No, your eyes are not deceiving you. That is a wooden slide leading into the living room of today’s Living With Kids family. Can you imagine?! Jessica, her husband and two kids live on the most gorgeous farm in Minnesota. Not only is their home full of style and charming details, smack dab in the middle of the living space is a treehouse, complete with that slide.
Come say hello to Jessica.
My husband and I met while attending the University of Minnesota. I studied Organizational Communication, and he studied Bio-Based Products, Marketing and Management. We both lived in an apartment building where I was a Resident Assistant. He was one of the residents I was assigned to. Scandalous, I know! We started dating around New Years, and we were married in June of that same year. Talk about a whirlwind. After we were married we moved into our current home in the woods on my husband’s family farm. We have been married for almost 11 years and we have two sweet children, a son who is 2 and a daughter who is 6 months.
My husband is a third generation farmer and he works with his father. We have a crop farm where we grow corn and soy beans. One unique thing about our farm is that we have a composting facility that receives yard waste (grass and leaves.) Once these materials are composted we spread them on our fields for added nutrients, and to help decrease soil erosion. We have been using compost on our fields for the past 25 years. I have loved learning about all of the ways my husband uses technology and innovation in the farming operation. I got to see all of this first hand while I helped in the office until we had children. Now I stay home with our kids, and tend to our little homestead.
Nestled in the woods, surrounded by our larger operation, we have a 20 acre pasture where we raise chickens, cattle, horses, goats and a milk cow (so far!)
My husband grew up raising animals, and we both see so many benefits to this lifestyle. We are slowly learning what it means to raise and grow our own food. Since we’ve had children, we are shifting towards a slower more deliberate life. Part of this shift is learning a lot of life skills that previous generations grew up practicing, like gardening, canning, cooking, sewing, butchering, etc.
We are grateful to have both my parents and my husband’s parents close by to pass on some of these skills. When my parents retired 2 years ago, they moved to our little homestead nearly full time, and my husband’s parents live just down the road. I am so glad our children get to see both sets of grandparents on a daily basis.
We live 30 minutes south east of the Twin Cities on the gorgeous Mississippi River bluffs. We are surrounded by rolling hills and farm land, but we can be to the international airport or the Mall of America in 40 minutes. For me, this is the best of both worlds. One of the closest towns to us is the adorably quaint and historic, Red Wing, where Red Wing shoes are made. This town has all of the small town charm you’d expect, and then some! I love the local shops and bakeries and the Mississippi River water front. To the north of us is a town called, Hastings, which is also on the Mississippi River. Both towns are in the midst of a revitalization and the changes are so exciting.

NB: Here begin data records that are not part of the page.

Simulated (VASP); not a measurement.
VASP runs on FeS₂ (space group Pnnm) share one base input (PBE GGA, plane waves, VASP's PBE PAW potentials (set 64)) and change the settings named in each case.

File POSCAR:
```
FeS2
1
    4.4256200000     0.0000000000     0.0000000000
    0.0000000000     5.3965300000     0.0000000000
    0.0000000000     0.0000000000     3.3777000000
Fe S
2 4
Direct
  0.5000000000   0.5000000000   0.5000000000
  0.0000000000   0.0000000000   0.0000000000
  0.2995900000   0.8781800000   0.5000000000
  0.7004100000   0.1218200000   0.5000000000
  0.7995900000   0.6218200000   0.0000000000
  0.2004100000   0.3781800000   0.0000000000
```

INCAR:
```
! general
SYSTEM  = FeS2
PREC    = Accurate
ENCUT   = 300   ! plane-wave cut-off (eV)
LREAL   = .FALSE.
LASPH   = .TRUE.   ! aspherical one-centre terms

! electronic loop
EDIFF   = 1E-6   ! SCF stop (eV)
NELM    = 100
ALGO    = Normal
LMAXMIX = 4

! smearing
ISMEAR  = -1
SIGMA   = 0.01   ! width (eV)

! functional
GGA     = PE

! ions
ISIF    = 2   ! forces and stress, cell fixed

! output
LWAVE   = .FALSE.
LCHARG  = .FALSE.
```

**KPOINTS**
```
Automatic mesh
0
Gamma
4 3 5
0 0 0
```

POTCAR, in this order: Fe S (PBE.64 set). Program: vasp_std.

I am extremely grateful our farm is located where it is and I am in awe of the beauty that surrounds us. I like to be able to enjoy the big city on occasion, but also have peace and quiet on the farm.
One of our favorite activities in the summer is to head over to Stockholm, Wisconsin for Tuesday night brick oven pizza at A to Z Produce and Bakery. They grow most of their own ingredients, and cook the pizza in a large wood fired oven. You can sit in on a blanket in the grass and watch the cows graze or take a walk through the gardens while you wait for your amazingly delicious pizza.
Our home was built by my husband’s parents 30 years ago. My father-in-law picked the spot for the home because he used to like to walk in the woods, and on this spot there was a clearing with a field of clover.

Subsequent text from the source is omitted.